Cider Press Hill

Dreaming in color

Last night the lad came home around 9:30, after a several hour stint at a nearby school, preparing for the weekend presentation of their Rose of Treason play at the annual DramaFest competition. He was tired when he walked through the door, but plopped down on the sofa and said, “Let’s talk.” That usually signifies that he wants to give conversation a free reign to end up wherever it wants to go.

“Okay,” I said, “Tell me about your day.” And off we went.

Shortly into our chatter, something he said triggered a thought. “Do you dream in color?” I asked.

“Yes,” he said. “I always dream in color.”

“That’s interesting because there’s a lot of speculation about how many of us dream in color. A fairly high percentage of people have no recollection of color in their dreams.”

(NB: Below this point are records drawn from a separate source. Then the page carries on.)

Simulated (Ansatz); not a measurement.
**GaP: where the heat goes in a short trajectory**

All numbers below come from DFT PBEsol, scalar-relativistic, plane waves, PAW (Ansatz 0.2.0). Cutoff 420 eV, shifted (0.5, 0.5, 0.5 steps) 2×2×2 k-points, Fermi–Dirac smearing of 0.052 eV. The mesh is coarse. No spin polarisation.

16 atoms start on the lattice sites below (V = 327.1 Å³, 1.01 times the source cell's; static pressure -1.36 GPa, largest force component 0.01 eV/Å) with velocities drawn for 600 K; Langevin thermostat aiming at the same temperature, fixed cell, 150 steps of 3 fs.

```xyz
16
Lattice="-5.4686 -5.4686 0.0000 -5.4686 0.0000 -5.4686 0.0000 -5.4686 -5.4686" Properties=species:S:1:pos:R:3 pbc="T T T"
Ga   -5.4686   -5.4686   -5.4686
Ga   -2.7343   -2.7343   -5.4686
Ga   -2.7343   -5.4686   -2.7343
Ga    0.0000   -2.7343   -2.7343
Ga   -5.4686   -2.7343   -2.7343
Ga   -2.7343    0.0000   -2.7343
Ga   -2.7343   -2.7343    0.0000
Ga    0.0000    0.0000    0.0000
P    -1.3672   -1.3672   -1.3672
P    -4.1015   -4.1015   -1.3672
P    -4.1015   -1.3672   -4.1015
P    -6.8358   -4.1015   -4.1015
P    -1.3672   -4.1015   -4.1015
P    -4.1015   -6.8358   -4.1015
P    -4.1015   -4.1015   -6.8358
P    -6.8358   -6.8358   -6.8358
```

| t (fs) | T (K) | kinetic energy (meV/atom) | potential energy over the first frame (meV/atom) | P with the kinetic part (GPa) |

“Well,” he said, “there’s always color in my dreams, but sometimes my dreams are mixed media that include both black and white and color at the same time.”

“Fer instance?” I asked.

He described one of his recent dreams to me. He was inside a circa-1900 country store. Visually, the architecture and store setting were black and white. All items in the store were like pen and ink drawings, but the clerk behind the counter was a three dimensional, living-color, human being. The lad, as observer and participant in the dream, was without form, like a camera panning the scene. However, his companion was a brightly rendered cartoon character ("grandpa“ from the cartoon “Hey Arnold"). The dream was like a movie vignette, with ‘grandpa’ walking up the counter asking the clerk for Rudyard Kipling’s fishing rod. Which, I have to tell you, sent me into gales of laughter.

“I’d like to live in your head for awhile,” I laughed.

Color in dreams is an interesting topic, though. This morning I poked around the web, looking for some info. As far as I can tell, there is still a lot of inquiry into how many of us really do dream in color vs black and white and why some of us do and some of us don’t. I do dream in color, by the way.

Even more interesting is the concept that color vision is made possible by light of varying wavelengths impinging on the color receptors in our retinas. Which, obviously, leads to the question of how we see color in our brains with our eyes closed. How do we imagine in color or have colorful daydreams if light is absent. I can imagine in color in a dark room with my eyes closed. We can replay images from movies in our minds. We can replay living-color life experiences in our minds as if we were reliving them. Artists obviously think in color, too. Seeing color in our minds seems to be a fairly common human experience.

I ran across a brief summary/discussion of how we think/dream in color that says:

In his work The Interpretation of Dreams, Sigmund Freud cited the suggestion by Max Wilhelm Wundt that objective (external) sensory excitations during sleep play a part in provoking dreams. An essential part is also played by the subjective (internal) visual and auditory sensations that are familiar to us in the waking state, in producing the illusions that occur in dreams. The internal excitations of the retina are considered to be especially important.  There is clearly a correlation between the mechanisms of color perception that operate during wakefulness and those that operate during dreaming. The idea of a color center in the brain can account for the fact that even though the sensory organs largely responsible for color perception during wakefulness are not subject to the same stimuli during sleep, the same effect is reproduced in dreams. Clearly, color perception is a result of the cooperation of both visual and neural processing and it is reasonable that this same kind of neural processing, largely aided by memory, is responsible for color in dreams.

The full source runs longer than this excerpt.